Consider Your WLAN Power-Supply Temperature and PCB Size Carefully
September 13, 2018
|By: Bonnie Baker
Blogger, Maxim Integrated
Wireless local area networks (WLAN) or Wi-Fi networks are systems in the home that manage information and data transfer, both locally and to the internet. We are now at the point where we expect our home security system, refrigerator, oven, HVAC, laptop, cell phone, and other household electronic equipment to not only talk to each other but converse with us. The trend today is to create smaller and lower power WLAN devices to handle all these entities. The WLANs are expanding by leaps and bounds in the household with a great deal of attention on tackling the distributed WLAN system's footprint and thermal problems. So, what does a WLAN thermal problem look like?

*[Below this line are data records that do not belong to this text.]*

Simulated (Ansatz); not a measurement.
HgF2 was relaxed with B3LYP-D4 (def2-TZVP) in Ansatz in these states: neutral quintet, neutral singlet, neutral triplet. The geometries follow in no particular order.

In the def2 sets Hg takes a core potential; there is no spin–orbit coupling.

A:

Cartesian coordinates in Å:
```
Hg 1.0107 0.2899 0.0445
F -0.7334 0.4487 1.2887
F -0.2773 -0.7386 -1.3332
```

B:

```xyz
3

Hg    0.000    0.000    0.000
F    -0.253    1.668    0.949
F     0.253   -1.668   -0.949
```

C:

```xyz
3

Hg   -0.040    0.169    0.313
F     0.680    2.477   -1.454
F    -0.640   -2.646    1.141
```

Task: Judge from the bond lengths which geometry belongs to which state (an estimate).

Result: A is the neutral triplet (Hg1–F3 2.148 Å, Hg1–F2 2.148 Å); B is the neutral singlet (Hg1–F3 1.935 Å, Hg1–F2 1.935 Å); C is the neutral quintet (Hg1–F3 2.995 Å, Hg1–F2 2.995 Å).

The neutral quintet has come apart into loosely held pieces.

Smart controls for temperature, security, and sound rely on WLAN or Wi-Fi networks.
Some say that the power amplifier (PA), low-noise amplifiers (LNAs), and filters are the thermal (many times measured as Watts or power) eaters. Generally, these devices "eat" power or emit heat by running at faster data rates, creating linearity and accuracy re-transmit problems, or experiencing efficiency losses due to ambient temperature changes.
These are legitimate problems, but the device that drives the power supply for all these functions also holds the highest position of prominence when it comes to the power and PCB “overeating” problem. The definitive combination of operational specifications for such a device are high efficiency and small size.
To solve these problems, I would start by examining traditional power-supply generation solutions. A simple LDO that down-converts the power-supply voltage is an excellent beginning. The LDO solution is the easiest to implement with a small-sized chip and a few resistors/capacitors, but its efficiency is dreadful. For a 24V to 5V LDO conversion, you will have a 21% efficiency rating. Additionally, high output currents demand bulky heatsinks which will send the small-sized LDO advantage down to the bottom of the list.
A better approach is to use a step-down DC-DC switching regulator or buck converter. With a buck converter, a discrete inductor and switching strategy manages the conversion of our 24V to 5V power supply, with higher efficiency marks. This improves the efficiency of this power-supply solution from 21% to 80%.
The layout for a traditional buck converter consumes ~35.64mm2 of space (Figure 2).
Traditional buck converter PCB layout (35.64mm2)
But, I did say that there is a discrete inductor involved, which consumes the PCB real estate. These devices need additional capacitors to fully implement power-supply conversion along with a degree of design engineering smarts to complete the switching regulator design’s component selection.
The buck converter in Figure 1 tackles the LDO efficiency problem, but we are still battling the overall size issue because of the overbearing inductor’s size. We can do better.
Let's ratchet it up with a buck converter module. A buck converter module absorbs the inductor into the IC package, which theoretically reduces the PCB real estate even further. But to make this theory go to the next step, we need to select a buck converter module that utilizes a degree of packaging creativity.
Several buck modulator vendors have implemented the next step by stacking the built-in inductor on top of the integrated circuit (Figure 3).
Micro system-level IC packaging, as illustrated by the MAXM15462 uSLIC™ power module, has inductor and buck converter IC stacking.
The power module in Figure 3 integrates the inductor and the buck converter in one simple compact package. In the finished package, the only external components needed are three capacitors and four resistors (Figure 4).
Inductor / IC circuit buck module brings the PCB layout to even smaller package dimensions; 2.6mm x 3mm x 15mm (W x L x H).
The buck module with inductor/IC circuit stacking dramatically reduces the PCB space occupied by the standard buck converter solution. The Figure 4 layout (27.93mm2) is 27% better than the traditional buck converter layout (35.64mm2).
Our distributed household WLAN systems continue to be used across the household landscape. One of the challenges in front of WLAN designers is to implement these systems with high power efficiency and low PCB real estate. A good starting point begins with a sound power-supply strategy and then moves on to the remaining components. We saw that a typical LDO solution falls short in terms of efficiency. The traditional IC switching buck converter falls short on size, design cycle time, and PCB area utilization. The package that stacks the IC and inductor in one package provides high efficiency and small size, bringing down the WLAN system’s temperature and size.